THE country’s trade deficit narrowed sharply in November 2025 as strong export growth outpaced a decline in imports, government data showed, offering some relief to the country’s external position.
Data from the Philippine Statistics Authority (PSA) shower that balance of trade in goods posted a deficit of $3.51 billion in November, down 28.8 percent from a year earlier. This followed a 27.9 percent annual contraction in the deficit in October, reversing the widening recorded in November 2024.
Total external trade in goods rose 6.1 percent year on year to $17.33 billion in November, from $16.33 billion a year earlier. Imports accounted for 60.1 percent of total trade, while exports made up the remaining 39.9 percent.
Exports surged 21.3 percent to $6.91 billion, driven largely by electronic products, which posted the biggest annual increase at $1.41 billion. Machinery and transport equipment and gold also recorded gains.
Electronic products remained the country’s top export, generating $4.19 billion, or 60.7 percent of total export earnings. Manufactured goods accounted for more than four-fifths of exports, underscoring the sector’s continued dominance.
Hong Kong emerged as the Philippines’ largest export market in November, followed closely by the United States and Japan. By economic bloc, more than 80 percent of exports went to Asia-Pacific Economic Cooperation economies.

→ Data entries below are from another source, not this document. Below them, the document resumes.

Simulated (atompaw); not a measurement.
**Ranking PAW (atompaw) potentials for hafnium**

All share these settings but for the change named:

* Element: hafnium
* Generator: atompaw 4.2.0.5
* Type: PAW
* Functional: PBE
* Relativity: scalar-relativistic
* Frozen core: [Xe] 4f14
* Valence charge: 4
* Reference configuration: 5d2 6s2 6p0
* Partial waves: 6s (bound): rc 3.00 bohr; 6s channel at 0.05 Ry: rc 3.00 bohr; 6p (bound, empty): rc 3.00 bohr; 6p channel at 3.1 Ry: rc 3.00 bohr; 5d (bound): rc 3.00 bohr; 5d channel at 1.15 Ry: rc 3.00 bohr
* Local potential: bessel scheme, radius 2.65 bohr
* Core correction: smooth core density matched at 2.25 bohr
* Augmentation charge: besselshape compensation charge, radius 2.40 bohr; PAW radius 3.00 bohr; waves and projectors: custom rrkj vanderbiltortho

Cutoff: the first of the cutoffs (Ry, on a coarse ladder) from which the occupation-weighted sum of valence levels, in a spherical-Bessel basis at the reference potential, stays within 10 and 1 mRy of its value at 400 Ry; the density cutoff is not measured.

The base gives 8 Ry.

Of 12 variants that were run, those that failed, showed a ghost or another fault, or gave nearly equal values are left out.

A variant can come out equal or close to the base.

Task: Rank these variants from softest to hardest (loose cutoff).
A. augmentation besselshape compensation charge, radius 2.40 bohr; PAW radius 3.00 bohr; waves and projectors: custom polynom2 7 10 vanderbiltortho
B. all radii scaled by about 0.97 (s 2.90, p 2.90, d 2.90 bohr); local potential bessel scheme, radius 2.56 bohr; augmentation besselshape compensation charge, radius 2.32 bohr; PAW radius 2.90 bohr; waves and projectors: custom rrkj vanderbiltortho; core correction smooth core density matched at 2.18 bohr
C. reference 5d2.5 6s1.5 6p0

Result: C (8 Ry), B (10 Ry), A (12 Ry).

Imports, meanwhile, slipped two percent year on year to $10.42 billion, weighed down by lower purchases of metalliferous ores, mineral fuels and cereals. Electronic products remained the country’s largest import item, accounting for 27.6 percent of total imports.
China was the Philippines’ biggest source of imports during the month, followed by South Korea and Japan. More than 84.1 percent of total imports came from Asia-Pacific Economic Cooperation member economies.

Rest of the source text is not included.